Xtabentún Marks the Spot

This Mayan liqueur has more than one way to give you a buzz
Roger Morris


Turbina corymbosa is a flowering vine that grows in Central America and is related to the morning glory that climbs up cornstalks and garden fences throughout the United States. The Mayans of the Yucatan peninsula called the flower “xtabentún” — a much more marketable name — and mixed anise with honey made by bees feeding on the horn-shaped flowers to make a rudimentary liqueur that they also called Xtabentún.

But that was not the only way the Mayans got their buzz on.

Once the bees had buzzed off, the natives chewed the Xtabentún seeds, which gave them hallucinogenic visions only recently duplicated by Pixar. So potent were the seeds that the American CIA studied them along with LSD in its famous 1950s mind-bending experiments.

Today you can legally buy Xtabentún the drink (if not the seeds), and the anise/honey combo makes an excellent ingredient in cocktails, as I found out on a recent trip to Grand Velas Riviera Maya resort along the Yuctan coast about 30 minutes west of Cancun.

It is served there at the resort’s Frida restaurant, a highly rated eatery known for chef Daniel Garcia’s elegant fusion Mexican cuisine. Our server told me about Xtabentún when I explained that if I was going to eat fresh and local, I wanted to drink fresh and local as well.

Shortly two cocktails appeared — a margarita and a martini, each containing a dram or two of the magic elixir. Both tasted fabulous. The liqueur, when sipped by itself, is lightly sweet and lightly flavored with anise and honey, so it makes an ideal mixer. My dining companion was offered — and accepted — Xtabentún over a sweet for dessert.

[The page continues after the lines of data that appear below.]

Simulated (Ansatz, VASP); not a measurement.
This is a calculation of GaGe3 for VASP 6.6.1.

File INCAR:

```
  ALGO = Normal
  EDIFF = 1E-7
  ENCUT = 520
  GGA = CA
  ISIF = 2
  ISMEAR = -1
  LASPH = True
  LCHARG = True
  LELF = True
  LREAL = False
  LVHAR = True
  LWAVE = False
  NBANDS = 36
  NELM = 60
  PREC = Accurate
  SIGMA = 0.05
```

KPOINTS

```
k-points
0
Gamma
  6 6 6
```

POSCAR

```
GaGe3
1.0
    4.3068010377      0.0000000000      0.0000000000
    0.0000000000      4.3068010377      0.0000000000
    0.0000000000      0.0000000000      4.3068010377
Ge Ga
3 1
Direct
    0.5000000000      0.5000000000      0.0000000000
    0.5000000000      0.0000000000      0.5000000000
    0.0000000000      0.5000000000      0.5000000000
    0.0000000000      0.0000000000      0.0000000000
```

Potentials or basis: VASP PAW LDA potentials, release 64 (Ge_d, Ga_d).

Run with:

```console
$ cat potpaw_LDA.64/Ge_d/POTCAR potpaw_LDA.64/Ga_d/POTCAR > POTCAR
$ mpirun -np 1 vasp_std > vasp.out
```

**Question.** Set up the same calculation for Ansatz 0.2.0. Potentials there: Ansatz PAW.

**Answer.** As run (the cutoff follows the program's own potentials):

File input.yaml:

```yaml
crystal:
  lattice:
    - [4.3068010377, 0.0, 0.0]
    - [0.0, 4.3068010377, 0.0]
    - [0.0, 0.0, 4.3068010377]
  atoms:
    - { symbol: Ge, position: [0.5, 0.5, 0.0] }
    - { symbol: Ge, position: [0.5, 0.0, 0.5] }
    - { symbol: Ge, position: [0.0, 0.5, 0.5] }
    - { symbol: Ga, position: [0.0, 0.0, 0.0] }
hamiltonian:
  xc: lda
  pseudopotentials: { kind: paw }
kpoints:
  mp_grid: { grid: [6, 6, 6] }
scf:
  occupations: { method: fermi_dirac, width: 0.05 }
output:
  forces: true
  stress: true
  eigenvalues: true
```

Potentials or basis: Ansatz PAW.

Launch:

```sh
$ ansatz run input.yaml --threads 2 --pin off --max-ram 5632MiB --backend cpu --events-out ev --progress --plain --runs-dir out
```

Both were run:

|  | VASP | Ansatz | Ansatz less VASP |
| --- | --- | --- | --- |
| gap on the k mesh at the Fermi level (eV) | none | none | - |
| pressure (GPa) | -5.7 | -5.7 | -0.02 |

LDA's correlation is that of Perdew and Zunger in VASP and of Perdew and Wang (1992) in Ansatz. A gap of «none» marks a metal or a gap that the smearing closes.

Xtabentún became my drink of choice for my short R&R (restaurants & relaxation) at Grand Velas. Before leaving, I was able to score the cocktail recipes from the bartender with barely a struggle. (The margarita mixes a half ounce of Xtabentún with an ounce of tequila and three ounces of lime juice, while the martini shakes together a half ounce of the liqueur with an ounce of vodka and two ounces of coconut mix.)

There was Xtabentún at Cancun International, on the duty free shelves. As I was traveling with carry-on luggage only, I had to forgo purchase until my return to the U.S. where I found the liqueur for a reasonable $20 a liter, or $35 if I wanted the decorative ceramic bottle. Xtraordinary!